Sunday, August 28, 2011

Change


Over the past month I have been re-thinking and re-writing my World Religions in Historical Perspective course.  Along with that I am finally making decent progress on the Religions of the World Portal for the Northern Blue Publishing Company ..... and, working away at my book length essay on religion and society in the Atlantic world.  This may sound like an awful lot of work, but it is not as much as it seems.  There is so much overlap that notes I take from one secondary source illuminate my thinking for all these book length essays.  For example, today I was reading J. Heath Atchley's, Encountering the Secular:  Philosophical Endeavors in Religion and Culture.  In this, Prof. Atchley brings a philosophers eyes to the secular.  He draws on many others, but is particularly entranced by Paul Tillich's 1964 book Theology of Culture.
To give one example how he has made me re-think basic concepts for all my studies of religion in history, he looks at the philosophy of Gilles Deleuze and his thoughts on immanence.  He notes that Christianity claims to be both immanent and transcendent because the transcendent God came into the world as Jesus Christ.  Yet, the emphasis and focus of Christianity is on transcendence, on this immanent world as temporary and broken, and on a goal which is transcendent and eternal.  This led me to meditate on Judaism, which emphasized the immanent.  Judaism always had a weak concept of an after life.  In Judaism, the 613 mitzvot are rules for the here and now - how one lived now in the immanent is the focus of Judaism.  I thought too of Islam, which shares a focus on the transcendent with Christianity.  I then went through in my mind other religions in my World Religions course and writing, noting which combined immanence and transcendence, and which focussed on one or the other.  I have not yet come close to any fuller thoughts on this, but obviously I will need to integrate this philosophers' ideas into my courses and essays.

Monday, August 15, 2011

The King James or Authorized Version of the Bible

A BBC report on the re-re-discovery of an original printing of the KJV - my favourite translation of the Bible - not for its textual accuracy - scholarly understanding of Hebrew and Greek is more advanced now than in the 17th century, so modern translations are more technically accurate - but because I tend to see the world through the eyes of a poet, and the Authorized version, or as it is usually labelled, the King James version, is pure prose-poetry and elicits all the responses good poetry should in the human heart.

Here is the link [also linked if you click on the title of this post]

Wiltshire copy of KJV Bible

Saturday, August 6, 2011

The Academic Study of Religion and Objectivity

On a listserv I follow, a poster cited the historian Garry Wills as an authority on Catholic history. Here is the response I posted:



Gary Wills?  No.  Email needs a gentle sarcasm emoticon.  Gary Wills is an example of a phenomenon labelled by anthropologists as 'going native'.  Let me explain.  Anthropologists do basic research using a technique called participant observation. They live over extended periods of time with the group they are studying, the object being acceptance to a degree that they see and experience things an outsider would miss. At the same time they must keep enough mental distance to retain a social scientific objectivity. Anthropologists all know stories of colleagues who went over this indistinct, shifting line and became members of the group they had set out to study, losing objectivity and becoming defenders, supporters, advocates rather than researchers.
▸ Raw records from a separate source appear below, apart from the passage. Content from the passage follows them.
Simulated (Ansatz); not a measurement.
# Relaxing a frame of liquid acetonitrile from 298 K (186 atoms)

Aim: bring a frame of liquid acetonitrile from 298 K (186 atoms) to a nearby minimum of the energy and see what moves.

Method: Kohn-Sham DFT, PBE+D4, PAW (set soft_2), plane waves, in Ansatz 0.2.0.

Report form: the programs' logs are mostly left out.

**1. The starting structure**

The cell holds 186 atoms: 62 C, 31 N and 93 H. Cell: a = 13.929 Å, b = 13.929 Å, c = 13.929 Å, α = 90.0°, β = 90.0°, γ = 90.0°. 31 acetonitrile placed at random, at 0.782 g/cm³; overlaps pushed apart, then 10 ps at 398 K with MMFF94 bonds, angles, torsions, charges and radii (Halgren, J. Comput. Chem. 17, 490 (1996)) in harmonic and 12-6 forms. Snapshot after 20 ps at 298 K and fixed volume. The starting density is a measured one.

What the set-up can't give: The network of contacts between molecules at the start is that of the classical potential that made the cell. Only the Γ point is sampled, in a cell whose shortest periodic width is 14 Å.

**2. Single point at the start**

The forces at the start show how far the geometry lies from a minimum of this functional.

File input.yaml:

Gary Wills was an excellent historian whose work can be read with profit.  Alas however, he did the equivalent to 'going native' for an academic historian. He became an advocate,
supporter, defender for a particular point of view rather than a researcher.



When I began my training as an historian of religion, my first mentor taught that one should study primarily outside your own faith group in order to avoid the temptation to 'go native'. This like most sage advice is most often ignored, but is still wise. Garry Wills's books on American history are highly thought of by fellow academics, but his books on Catholicism are not. He went native and lost the ability to be a good historian.